You Contain Multitudes
Is there room in academia for the wandering intellectual? The freelance ponderer? The uncertain speculator?
As academics and aspiring academics, especially in history, we are always seeking to substantiate feeling with fact. As graduate students we take pride in communicating our passions through well formulated, aptly fortified arguments. Our research interests and goals must be constantly re-articulated and ever in sight.
In the greater world of thought, conversation, intervention, and understanding there certainly is room for those who are slow to boil, but when it comes to the competitive arena of the academy it is important to know what you’re trying to say, how you feel, and what has been said already. However, I submit that there is nothing wrong with evaluating and re-evaluating your goals.
What you believe to be your most passionately pursued and burning desire today, may not always sustain you. I often feel a pressure to pick one of my research interests, parcel it very neatly in academic-enough sounding language, and offer it humbly to anyone who asks, “So what are your research goals?” or “Now tell me, what is your primary focus?” Perhaps for some people this is easy, but for me it never is and I always feel fraudulent offering just one of many disparate interests that are darting around in my head as representative of the whole.
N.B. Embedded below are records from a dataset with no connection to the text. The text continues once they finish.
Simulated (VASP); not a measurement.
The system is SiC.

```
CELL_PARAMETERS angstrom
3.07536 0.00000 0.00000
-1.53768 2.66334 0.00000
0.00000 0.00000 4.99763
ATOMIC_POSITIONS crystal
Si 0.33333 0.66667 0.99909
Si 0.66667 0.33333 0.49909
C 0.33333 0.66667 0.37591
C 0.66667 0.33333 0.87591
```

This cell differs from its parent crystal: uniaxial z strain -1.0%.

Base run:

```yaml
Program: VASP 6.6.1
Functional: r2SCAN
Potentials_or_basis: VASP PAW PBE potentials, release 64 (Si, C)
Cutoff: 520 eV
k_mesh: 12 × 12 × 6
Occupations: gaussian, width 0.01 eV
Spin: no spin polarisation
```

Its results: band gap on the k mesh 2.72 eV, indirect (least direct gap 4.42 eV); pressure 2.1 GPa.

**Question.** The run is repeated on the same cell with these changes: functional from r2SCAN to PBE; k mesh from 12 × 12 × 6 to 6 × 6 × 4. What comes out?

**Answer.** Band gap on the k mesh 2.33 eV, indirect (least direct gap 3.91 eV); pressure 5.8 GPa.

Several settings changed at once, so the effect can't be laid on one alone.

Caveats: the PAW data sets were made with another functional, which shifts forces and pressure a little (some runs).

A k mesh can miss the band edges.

When it came time to apply to graduate school I chose one thing, like I had practiced doing for years, and offered it in place of a more complete picture of who I was as a student. How do I fully explain that I am a lover of books and of stories, but also of language and syntax, history, the visual, and the auditory? I didn’t know how to say that the sensation of history was as engaging to me as the facts. I felt that to be a good academic, I needed to be rigidly, doggedly, consumed by one topic; I felt that I needed to commit absolutely. In talking to other people engaged in this work I realized that more people were like me than were not. I realized that more people took a long, non-linear path to a sustaining research interest than had not. And as I talk to and observe professors I have come to understand that they are still changing, evolving, re-evaluating, burning to ashes, and completely reconstituting their goals, interests, and methods.
In the preface to Leaves of Grass, Walt Whitman addresses this quandary much more succinctly than I. He says, “Do I contradict myself? Very well, then I contradict myself. I am large, I contain multitudes.” If we endeavor to be aware, but also open—if we pursue academia with rigor but not rigidity, then we will doubtless contradict ourselves in time. That is, however, an important part of the journey—finding that you are large and that you contain multitudes.